Regarding machine translation within the Bangla language, only the work of Sazzed and Sampath (2019) can be found. The authors present a bilingual approach to SA by comparing machine-translated Bangla corpus to its original form, and they worked on the Rahman et al. dataset (Rahman and Dey 2018b). They apply multiple machine learning algorithms: Logistic Regression, Ridge Regression, SVM, RF, Extra Randomized Trees, and Long Short-Term Memory. Their remarkable results of this work suggest that using machine translation improves classifiers’ performance in both datasets.

The idea of using machine translation was even proposed by several studies that have been successfully conducted using cross-lingual methods. They can be roughly divided into two main categories (Abdalla and Hirst 2017): (1) methods that exploit parallel databases to train bilingual word embeddings (Tang et al. 2014; (2) methods that exploit bilingual lexicons, and machine translation systems (Zhou et al. 2016) to learn features from both languages. For instance, in Wan (2008), the authors designed a bilingual system to improve the performance of Chinese SA taking datasets and methods from English. To classify the polarity, the authors focused on unsupervised learning. In Balahur and Turchi (2014), the authors employed machine translation systems and supervised methods for multilingual SA. They focused on four languages: English, German, Spanish, and French. They used three machine translation systems Google, Bing, and Moses and they tested different supervised learning algorithms and various types of features. The deep discussions of the above works show that machine translation could be used for multilingual SA.

Despite the idea of employing machine translation has been successfully experimented, the novel research field of opinion mining make use of text preprocessing algorithms in order to analyze people’s opinions, attitudes and emotions towards certain topics. However, it must be noted that sometimes part of such text preprocessing algorithms, which are mandatory for mining opinions on the Web 2.0, were shown to be sensitive to errors and mistakes contained in the user generated content. In particular, while the most of the authors have taken grammatically false texts into consideration, the vast majority of research work assumes grammatically correct texts. But, as it is easy to incidentally notice, all social media channels contain many grammatical and orthographic errors which may decrease the final classification performance (Petz et al. 2015).

3 The cricket and restaurant datasets

In this section, The datasets published in Rahman and Dey (2018b) which were used to assess the performance of the proposed CAEs models are presented. The authors introduced two datasets named “Cricket” and “Restaurant”.

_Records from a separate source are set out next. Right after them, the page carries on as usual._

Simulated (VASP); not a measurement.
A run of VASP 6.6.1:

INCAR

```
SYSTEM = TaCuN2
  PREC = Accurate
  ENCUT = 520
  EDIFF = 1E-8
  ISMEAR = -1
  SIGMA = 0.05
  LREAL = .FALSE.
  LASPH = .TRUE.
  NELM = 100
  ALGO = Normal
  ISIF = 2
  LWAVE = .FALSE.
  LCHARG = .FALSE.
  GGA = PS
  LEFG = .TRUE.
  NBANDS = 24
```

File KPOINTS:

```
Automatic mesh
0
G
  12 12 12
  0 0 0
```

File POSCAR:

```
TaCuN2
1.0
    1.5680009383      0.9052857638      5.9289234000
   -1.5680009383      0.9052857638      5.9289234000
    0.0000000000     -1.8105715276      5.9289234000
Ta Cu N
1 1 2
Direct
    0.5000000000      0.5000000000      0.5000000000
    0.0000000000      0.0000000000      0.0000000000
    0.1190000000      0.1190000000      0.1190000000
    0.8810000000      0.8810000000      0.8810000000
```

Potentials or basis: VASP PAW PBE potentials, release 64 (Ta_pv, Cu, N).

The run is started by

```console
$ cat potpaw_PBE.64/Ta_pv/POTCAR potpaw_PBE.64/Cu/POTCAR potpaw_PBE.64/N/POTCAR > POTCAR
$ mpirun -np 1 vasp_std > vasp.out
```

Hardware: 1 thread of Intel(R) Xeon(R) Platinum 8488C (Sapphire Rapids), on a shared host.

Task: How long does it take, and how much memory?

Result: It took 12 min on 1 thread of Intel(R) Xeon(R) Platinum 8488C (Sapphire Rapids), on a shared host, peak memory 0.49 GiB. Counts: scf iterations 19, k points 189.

For the Cricket database the authors manually crawled 2900 opinions from two Facebook web pages: the Daily Prothom Alo and BBC Bangladesh, which are among the most popular news websites for the Bangla language. It is a shared guess that such websites publish authentic and trustable news and Bangla people frequently read news from these sources, even leaving comments for sharing their opinion. Either the Facebook webpages of Daily Prothom Alo and BBC Bangla count more than 10 million followers with thousands of posts.

The cricket topic was selected by the two authors because they report that Bangla people comment more on such sport concerning other topics, then it is more simple to get related posts (we remark that the crawling was done by hand). Here below, two opinions taken from BBC Bangladesh and Prothom Alo Facebook pages are reported. Original sentences are not easy to understand for non-native Bangla speakers, then translations in English language are reported.

For instance, the below one is a sentence related to the aspect “batting” and with negative polarity, taken from the BBC Bangla Facebook page:

“I don’t want to see Vijay in the national team anymore.”

The below one is a sentence with neutral polarity for the aspect “team”, taken from the Prothom Alo Facebook page:

“Razzaq is recently playing well, but the mister is not giving a chance to him.”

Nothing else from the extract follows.